The move marked a hardening of position from only two days ago. Then Mr Blair, cross-examined by MPs, repeatedly said he believed the investigation in Iraq would uncover "evidence of weapons of mass destruction programmes".

He conspicuously stopped short of claiming that any hardware would be discovered.

Last night, the BBC reported an unnamed Whitehall source as saying the Government had effectively given up on the quest for solid evidence, seen by many as the key test of whether Britain had been right to go to war.

Today No 10 delivered what the spokesman called a "strong denial". He said: "The Prime Minister has absolute confidence we will find not only evidence of those programmes but concrete evidence of the products of those programmes as well."

When it was pointed out that he was going further than Mr Blair himself had gone on Tuesday, he said: "If I have had to amplify that today, I have had to amplify it because of the BBC report, based on an unnamed source."

Going a further step, Downing Street said Mr Blair was confident the weapons hunt "will find material that had Hans Blix (the UN chief weapons inspector) found it would have justified him going back to the Security Council, and for a further UN resolution".

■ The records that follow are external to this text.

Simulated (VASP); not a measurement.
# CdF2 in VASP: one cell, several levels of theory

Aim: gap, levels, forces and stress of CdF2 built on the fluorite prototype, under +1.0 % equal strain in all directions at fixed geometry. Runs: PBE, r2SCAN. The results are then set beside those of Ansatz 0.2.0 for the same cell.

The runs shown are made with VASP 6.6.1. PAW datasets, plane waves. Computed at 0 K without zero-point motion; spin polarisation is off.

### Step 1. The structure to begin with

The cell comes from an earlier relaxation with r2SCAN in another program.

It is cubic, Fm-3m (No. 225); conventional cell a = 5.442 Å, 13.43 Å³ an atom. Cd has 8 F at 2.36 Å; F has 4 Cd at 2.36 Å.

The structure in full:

The defiant stance from No10 could fend off the Government's critics, led today by former Foreign Secretary Robin Cook. But it is also a major hostage to fortune. In a dramatic new twist to the saga, the alleged mole at the centre of the "sexed up" dossier claim was summoned to be questioned by a Commons committee.

The foreign affairs committee reopened its inquiry into the dossier allegations after a MoD adviser who met BBC journalist Andrew Gilligan was named as Dr David Kelly, a weapons expert.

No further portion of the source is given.